Analysis: The complaint alleged dishonour of a cheque issued by the company and contained a general statement that all accused were responsible for the day-to-day affairs of the company. The applicants produced material showing that they were independent non-executive directors. The legal framework under Section 149(12) of the Companies Act recognises that an independent director or a non-executive director, not being a promoter or key managerial person, is liable only for acts of omission or commission occurring with knowledge, attributable through board processes, or where there was consent, connivance, or lack of due diligence. The governing principle under Section 141 of the Negotiable Instruments Act is that vicarious criminal liability attaches only to persons who were in charge of and responsible for the conduct of the company's business at the relevant time. In the absence of specific allegations showing active responsibility in the transaction, and in view of the documentary material indicating the applicants' status as independent non-executive directors, the complaint did not justify their prosecution.

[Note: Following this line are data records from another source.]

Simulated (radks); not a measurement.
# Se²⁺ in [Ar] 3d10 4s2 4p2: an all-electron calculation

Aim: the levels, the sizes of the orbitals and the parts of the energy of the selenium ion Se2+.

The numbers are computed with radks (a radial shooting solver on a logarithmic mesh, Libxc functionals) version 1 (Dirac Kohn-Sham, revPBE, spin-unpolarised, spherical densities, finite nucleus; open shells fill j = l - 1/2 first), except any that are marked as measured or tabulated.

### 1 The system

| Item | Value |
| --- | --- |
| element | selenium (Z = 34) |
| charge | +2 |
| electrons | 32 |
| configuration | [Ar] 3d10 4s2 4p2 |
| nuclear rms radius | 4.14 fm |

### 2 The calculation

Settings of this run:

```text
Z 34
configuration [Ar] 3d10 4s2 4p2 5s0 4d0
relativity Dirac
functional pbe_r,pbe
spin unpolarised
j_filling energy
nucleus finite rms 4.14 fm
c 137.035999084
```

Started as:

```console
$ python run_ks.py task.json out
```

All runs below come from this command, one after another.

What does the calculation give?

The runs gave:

Conclusion: The applicants could not be prosecuted under Section 138 read with Section 141 of the Negotiable Instruments Act, and the criminal proceedings against them were liable to be quashed.
Ratio Decidendi: Vicarious liability under Section 141 of the Negotiable Instruments Act cannot be fastened on an independent non-executive director unless the complaint contains specific material showing that the director was in charge of and responsible for the conduct of the company's business at the time of the offence.